That's a difficult question for many to read. It could mean, possibly, this author believes Jesus was not real or at least has doubts as to the existence of a Jesus. And maybe that is why the question is put the way it is. After all, it is less of a hook to ask, "What if Jesus wasn't real?"
In the past few years, Internet scholarship has become a cottage industry -- the more so with the advent of print-on-demand self-publishing. Anyone who can afford it can now publish a book based on his or her "scholarship." We see this almost constantly with the advent of new "ideas" such as Jesus was the King of Egypt, or Jesus was an alien, or worse -- Jesus isn't real, just a story told like other divine imaginations, to help out one person or another in achieving something of an ethical collusion, or mythicism.
Like Young Earth Creationists, Mythicists purport to use science to convince the listening public (many of them who already need no convincing, just as those who listen to Alex Jones are already convinced of what he says) they can demonstrably prove Jesus did not exist. Both groups are known to abuse science (and in the mythicist's case, the science of history) to their own ends, with one embattled mythicist resorting to a highly technical field outside of his own in an attempt to cast doubt upon the historical person of Jesus. Indeed, this later mythicist, because he refuses the title of mythicist, has lost many fans among the one true sect of mythicists.
Bart Erhman's recent book, Did Jesus Exist? The Historical Argument for Jesus of Nazareth, a book roundly decried for it's lackluster treatment of the mythicist argument attempted to highlight the problems with the mythicist's argument. One cannot really blame the detractors, as the book is riddled with problems. In the end, I am left only to wonder why we engage the engageless. There are no answers, facts, or otherwise a mythicist will take as valid, just as the young-earther will continue to deny evolutionary science.
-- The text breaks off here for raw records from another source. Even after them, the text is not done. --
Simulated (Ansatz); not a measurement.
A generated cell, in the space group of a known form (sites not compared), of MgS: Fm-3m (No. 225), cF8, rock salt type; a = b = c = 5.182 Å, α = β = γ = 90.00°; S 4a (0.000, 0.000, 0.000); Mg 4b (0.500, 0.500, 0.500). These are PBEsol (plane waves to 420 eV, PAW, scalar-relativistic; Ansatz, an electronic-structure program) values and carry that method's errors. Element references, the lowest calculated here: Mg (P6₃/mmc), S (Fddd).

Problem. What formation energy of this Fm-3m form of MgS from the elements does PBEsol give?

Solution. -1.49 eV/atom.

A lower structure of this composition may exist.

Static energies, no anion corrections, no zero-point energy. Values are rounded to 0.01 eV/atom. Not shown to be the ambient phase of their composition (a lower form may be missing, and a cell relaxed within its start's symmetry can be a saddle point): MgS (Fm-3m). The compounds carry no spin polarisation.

In the end we have to ask, 'what if Jesus was real.' The historical person of Jesus is almost unrecoverable, although several remarkable scholars are currently absorbed in groundbreaking research in a hope to do just that. What I believe is recoverable is not the stuff of legends or myth, but one of a real person embroiled in a dangerous tango of revolution. After the death of a certain Judas (6 CE), the land of Judea had lay in a bitter calm as Rome marched on. Starting near the time reported by the canonical Gospels, a certain Roman governor began to antagonize the Jews, first in Caesarea and then in Jerusalem. During this time, when nerves were exposed to the wintry mix of the whispers of 'Revolt!' any man heralded as a prophet, and especially one who spoke against the Temple's corruption and the extravagant inequality between the classes would meet an apprehensive Rome (we have historical examples of this).
If Jesus was real, and stripped away of later theology, we would understand him as a leveler, a prophet, and a teacher who preached against collusion with Rome and the impending destruction of the Temple followed by a new, unblemished Temple complete with the Son of David, the eschatological king made famous in Psalm of Solomon 17 and 18. No doubt, Jesus would have wanted the Torah upheld according to his interpretation. He may have even cared very little about Gentiles, much to the stark realization of Christians (again, we have historical examples). Further, if he believed himself to be a prophet, he could have modeled his life after the prophets, and we all know how prophets end, don't we? His death would have been fittingly displayed between other rebels (or brigands, Mark 15.27). This could easily lead to seeing Jesus as having a grave among the evildoers (Isaiah 53.9) and thus started the theological development. His band would have kept his teachings alive and expanded them. Nothing ever stays the same once it meets something.
Later, as time progressed, his band of followers may have developed some internal rules, stating simply Jesus was going to return one day to defeat Rome and save Israel as their highest theological goal but accompanied with ethical rules. This would develop naturally into the belief Jesus would return, defeat Rome, save Israel, and rule the world. Well, if he is going to rule the world, doesn't that mean he is going to save the world too? And if he saves the world, isn't he something more than a prophet? And doesn't the world also include Gentiles? Where's Hillel in all of this and what is Paul talking about anyway, Peter?
The historical trajectory of theological development ending with the Gospels but beginning with the Jesus of history is rather easy to trace and even more recoverable than the Historical Jesus. Perhaps this could tell us something about the real Jesus.
The real Jesus was a Jew, one nearly unrecoverable in the present -- but this doesn't mean he didn't exist. It just means we have to live constantly with the doubt we may never really find him. As a Christian, this doesn't bother me much because I have the guidance of Tradition. As a scholar, however, there are times I wish I could simply stop looking, but knowing I cannot, trudge along. Is the quest for the so-called Historical Jesus worth it? Indeed, we know the dangers of a Jesus molded to fit the time and place of the user. We saw it with the Aryan Jesus now with the American Political Jesus Football, thrown from Left to Right.
Jesus is a historical person, but we may not like what he looks like -- if we ever find him.